All of this makes sense to me. Also, a trapped is a shortened antenna,
so radiation resistance can be lower relative to loss components.
And the difference need not all be dissipation. Any antenna with "gain"
concentrates its radiation in the desired direction(s) by "stealing" it
from other directions. As Jim notes, this is the result of phase
relationships between the elements as a result of their dimensions and
spacing, and if those relationships are non-ideal, the "stealing"
process doesn't work as well, so the power goes somewhere else besides
forward.
73, Jim K9YC
On Mon,4/13/2015 7:19 AM, Jim Lux wrote:
1500/2/6 watts, a lot of watts per trap. Even it not this much just
> loss, there would be ample power to melt the insides of the trap
this is an interesting question...
I wonder if it's a "sensitivity to small changes in component values"

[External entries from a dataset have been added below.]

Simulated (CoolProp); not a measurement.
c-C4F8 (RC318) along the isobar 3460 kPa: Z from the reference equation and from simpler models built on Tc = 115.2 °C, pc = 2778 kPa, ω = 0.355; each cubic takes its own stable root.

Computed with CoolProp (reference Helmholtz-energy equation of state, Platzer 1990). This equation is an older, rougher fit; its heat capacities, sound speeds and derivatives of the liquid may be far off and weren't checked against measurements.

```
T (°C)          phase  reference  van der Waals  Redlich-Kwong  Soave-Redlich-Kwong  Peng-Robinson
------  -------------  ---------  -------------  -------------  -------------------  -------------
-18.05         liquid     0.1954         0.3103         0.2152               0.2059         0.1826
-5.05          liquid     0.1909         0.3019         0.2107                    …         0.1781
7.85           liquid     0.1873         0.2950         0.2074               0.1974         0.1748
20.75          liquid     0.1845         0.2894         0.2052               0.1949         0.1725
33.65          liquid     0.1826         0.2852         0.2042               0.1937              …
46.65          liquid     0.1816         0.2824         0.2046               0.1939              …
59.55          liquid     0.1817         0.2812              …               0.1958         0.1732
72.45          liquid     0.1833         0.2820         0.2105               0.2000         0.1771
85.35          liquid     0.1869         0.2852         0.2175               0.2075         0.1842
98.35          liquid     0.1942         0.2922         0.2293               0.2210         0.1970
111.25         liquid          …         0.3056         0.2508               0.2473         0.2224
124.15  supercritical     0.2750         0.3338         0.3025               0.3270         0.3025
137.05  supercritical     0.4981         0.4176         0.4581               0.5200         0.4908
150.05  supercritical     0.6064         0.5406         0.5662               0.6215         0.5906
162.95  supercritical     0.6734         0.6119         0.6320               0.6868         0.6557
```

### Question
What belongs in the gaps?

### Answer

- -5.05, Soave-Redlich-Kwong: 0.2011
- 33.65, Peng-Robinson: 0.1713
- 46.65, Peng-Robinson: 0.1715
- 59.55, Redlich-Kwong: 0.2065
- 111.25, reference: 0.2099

issue? Designing a trap antenna so that when its brand new it has the
right performance shouldn't be challenging: there's cut and try, if
nothing else.
But traps are kind of difficult to model (at least in NEC) at a very
detailed level. So maybe if the L or the C of the trap changes
significantly, then the trap resonance changes, which then changes the
apparent series L or C in the element.
As Markku pointed out, the Q of the trap has to be fairly high, or
they'd melt from the losses.
So it could even be things like manufacturing variability. A trap
change in resonant frequency by 2 or 3 percent (a change in L and/or C
of 4-6%.. is that reasonable?) could change the apparent impedance of
the trap at the use frequency from inductive to capacitive.